September 23, 2008
Driving out of Bowen on Avenida Sarmiento , the outskirts of town give way to rows of crops, tall alamos trees gridding off farm boundaries. And as you motor along, if you're not paying attention, you'll miss the vintage hubcap lashed to the fence of one of the farms, hand-painted with black lettering that reads 'DOÑA MARUCA'.
Doña Maruca (pictured above with her husband) is like some Argentinean Martha Stewart, making jams and preserves, canning, making sauces. On Saturdays she and a few others set up tables in the main square in General Alvear and sell their goodies to tourists, usually from Buenos Aires, who are passing though for a country weekend.
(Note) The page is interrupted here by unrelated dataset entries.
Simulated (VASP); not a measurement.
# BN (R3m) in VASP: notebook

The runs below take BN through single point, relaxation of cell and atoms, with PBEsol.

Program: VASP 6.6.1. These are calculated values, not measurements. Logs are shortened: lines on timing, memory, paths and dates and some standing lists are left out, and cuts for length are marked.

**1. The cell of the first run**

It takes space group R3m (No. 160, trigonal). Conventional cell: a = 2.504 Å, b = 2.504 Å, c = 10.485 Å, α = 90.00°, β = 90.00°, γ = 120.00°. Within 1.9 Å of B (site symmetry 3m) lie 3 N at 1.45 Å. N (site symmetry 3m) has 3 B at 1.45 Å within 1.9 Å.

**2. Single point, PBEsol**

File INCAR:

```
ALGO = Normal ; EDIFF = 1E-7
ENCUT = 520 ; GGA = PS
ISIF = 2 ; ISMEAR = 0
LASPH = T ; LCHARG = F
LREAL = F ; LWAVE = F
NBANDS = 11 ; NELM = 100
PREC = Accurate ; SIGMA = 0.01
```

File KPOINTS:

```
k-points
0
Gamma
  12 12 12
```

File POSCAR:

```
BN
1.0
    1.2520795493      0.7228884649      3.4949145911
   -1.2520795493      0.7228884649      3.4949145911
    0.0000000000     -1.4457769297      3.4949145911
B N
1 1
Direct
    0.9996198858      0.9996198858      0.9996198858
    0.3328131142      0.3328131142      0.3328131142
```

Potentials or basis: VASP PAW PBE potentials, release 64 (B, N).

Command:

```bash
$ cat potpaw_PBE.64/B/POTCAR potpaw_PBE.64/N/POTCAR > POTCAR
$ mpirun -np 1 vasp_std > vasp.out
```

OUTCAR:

But Doña Maruca infuses what she does with love and creativity, adding her own hand into her work. So she has the standard canned peaches in syrup, pickled eggplant, olives and whole tomatoes, apricot jam and other typical things from that region. But she also makes grapes in grappa, figs in syrup, homemade alfajores and baked apple cake, juices, with flavors like grape and peach, and quince paste made from scratch, with little walnuts nestled inside. Oh, and homemade chimmichurri, re-bottled in an old Coca-Cola bottle, and re-sealed:
Doña Maruca also famously made a prize-winning squash into jam. Like many agricultural communities, the area around Bowen and Alvear had a contest to find the largest vegetables. Evidently, there was one butternut squash that was exceptional, and took the prize. After all the prize-winning excitement had passed, the farmer who grew it didn't quite no what to do with all that squash. So Doña Maruca offered to take it off his hands, and made her prize-winning squash jam.
I guess her philosophy can be summed up by saying when life hands you giant squash, make squash jam. She is a true regional treasure. One of those that if you're not careful, you might just miss.
Dulce de Zapallo
Of course, this is a recipe I adapted. Doña Maruca's recipes are top secret!
2 lbs. butternut squash, seeded, peeled and cut into smallish pieces
1 lb. sugar
2 cups (or more, as needed) of water
Place the squash in a medium-sized saucepan and just cover squash with water. Bring to a boil. Boil until the squash has become very soft, stirring frequently. Drain the water. In another saucepan, bring the 2 cups of water and sugar to a boil, stirring together. The sugar and water will become thick. Add in the squash, mashing the squash pieces to the texture desired. (It shouldn't be too chunky or too fine.) Cook, stirring together the squash and sugar and water, until you get a thick, jelly like substance, and most of the water has evaporated. Take care not to heat too high, you don't want scalded or burned squash. Put into jars, and can according to manufacturer's instructions, or put into jars and refrigerate to be consumed within 2 weeks. Enjoy spread on toast for breakfast or crackers with a cheese course.